By Pau Carbonell
November 30, 2022
Things are not going well for the European Union High Foreign Affairs Representative Josep Borrell. After delivering one of the worst diplomatic speeches of recent years, Borrell remained stoic amid the flurry of criticism that has fallen upon him in the European Parliament. On Oct. 13, Borrell made Eurocentric and inauspicious statements during his inauguration of the new European Diplomatic Academy in Brussels. His opening speech was supposed to encourage European diplomats to act with humility and respect towards global denizens. Instead, he communicated the opposite message:
“Europe is a garden… Most of the rest of the world is a jungle, and the jungle could invade the garden… Keep the garden, be good gardeners. But your duty will not be to take care of the garden itself but [of] the jungle outside… they will not protect the garden by building walls. A nice small garden surrounded by high walls in order to prevent the jungle from coming in is not going to be a solution. Because the jungle has a strong growth capacity, and the wall will never be high enough in order to protect the garden.”
Even as Borrell was delivering his speech tinged with racist and imperialist overtones, people in the audience felt uncomfortable, realizing how such a metaphor would damage European diplomacy. The fact is that his remarks mirror the age-old distinction between European “civilization” and the “barbaric” lands beyond. Since the 19th and 20th centuries, the garden analogy has been used by writers like John Stuart Mill and Alexis de Tocqueville to justify global European colonization and temper resistance to expansionist sentiment. The danger of Borrell’s speech lies in the reappearance of neo-colonial rhetoric in a century wherein Europe’s foreign policy is officially committed to aiding postcolonial economies and institutions.
The implications of this speech are not and should not be diminished in the scope of their importance. In the modern world, people and nations are constantly listening and Borrell’s words have been heard worldwide. Apart from harsh criticisms of the speech spouted by politicians, journalists and columnists globally, Borrell has alienated European allies and strengthened its enemies. The United Arab Emirates summoned the interim head of the European Union mission in the country, Emil Paulsen, to discuss the “racist” inauguration and Russia’s Minister of Foreign Affairs Sergei Lavrov said that “the garden Borrell talks about was built by plundering the jungle of the rest of the world during the colonial regime.”
A piece in The New York Times has best summarized the gravity of the situation. Matina Stevis-Gridneff reported that Josep Borrell’s comments opened colonial wounds at a time when the European Union was working on ameliorating its legacy internationally. But this new scandal should not surprise those knowledgeable about European affairs — Borrell, who has served in his role since December 2019, has been involved in numerous diplomatic scandals during his tenure. Yet, this was a new low. With an ever-expanding divergence between the Central European and Eastern European member states, tense global multipolar outlooks and, in particular, Russia’s Ukrainian invasion, European policy cannot afford this type of discourse. Borrell’s paternalistic smugness, vainness, conceit and supremacism will hinder Europe from reinforcing old alliances or forging new ones.

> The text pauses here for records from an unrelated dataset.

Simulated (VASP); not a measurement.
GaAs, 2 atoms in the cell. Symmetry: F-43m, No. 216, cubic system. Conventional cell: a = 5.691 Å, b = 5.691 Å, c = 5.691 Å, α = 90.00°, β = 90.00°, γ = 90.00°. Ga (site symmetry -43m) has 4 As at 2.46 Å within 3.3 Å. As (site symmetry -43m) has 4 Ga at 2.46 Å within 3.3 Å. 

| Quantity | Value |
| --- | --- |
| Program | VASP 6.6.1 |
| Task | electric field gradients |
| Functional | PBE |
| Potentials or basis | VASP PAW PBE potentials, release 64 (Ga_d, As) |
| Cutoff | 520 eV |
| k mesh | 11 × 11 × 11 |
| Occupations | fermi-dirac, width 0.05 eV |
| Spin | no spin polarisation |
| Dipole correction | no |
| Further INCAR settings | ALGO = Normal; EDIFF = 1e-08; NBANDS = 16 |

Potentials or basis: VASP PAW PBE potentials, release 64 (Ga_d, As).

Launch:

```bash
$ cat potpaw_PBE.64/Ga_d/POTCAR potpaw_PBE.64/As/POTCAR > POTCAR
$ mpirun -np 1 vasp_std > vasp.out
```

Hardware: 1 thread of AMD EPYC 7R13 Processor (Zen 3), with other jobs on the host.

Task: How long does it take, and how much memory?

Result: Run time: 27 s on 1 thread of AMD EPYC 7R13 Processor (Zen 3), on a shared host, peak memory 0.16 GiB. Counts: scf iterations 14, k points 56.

In her work “The European Union, Foreign Policy in a Changing World,” London School of Economics professor Karen E. Smith asserts that the European Union should pursue three foreign policy objectives if it wants to remain a global superpower. Firstly it must encourage regional cooperation and integration. Secondly, it should promote human rights. Thirdly, the union ought to bolster democracy and good governance. According to Smith, these factors are important since they all legitimize the European Union’s instruments to leverage in future international economic, diplomatic or military relations.
Niccolò Machiavelli’s quote, “politics have no relation to morals,” does not seem to resonate with 21st-century European foreign policy — at least not nominally. Europe can only operate so long as it remains legitimate in the eyes of the governed. The notions of cooperation, integration, democracy, good governance and human rights included in the 1993 Maastricht Treaty demonstrate how union leaders have embraced the issues that its citizens seem to find important. That is precisely why Borrell’s speech is surprising — it is not only the type of discourse that Europe has been feverishly trying to avoid since the advent of unipolarity in the post-Cold War era, but because it was the face of European Foreign Policy, who said it.
This blunder is representative of two situations that could be surfacing in the department of European Foreign Affairs. On the one hand, one could hypothetically consider this statement as merely the personal opinion of Josep Borrell. On the other hand, one could interpret it as a damning glimpse into the ideological core of European foreign policy. I hope that reality is closer to the former of the two explanations.
Borrell’s garden allegory adds to a lengthening laundry list of statements showcasing the unmodern outlooks of European foreign policy movers and shakers. It is indicative of the growing feeling of wonder and uncertainty as to how Europe plans to face the increasing challenges of modernity in a time where once again, war, violence and division are on the rise.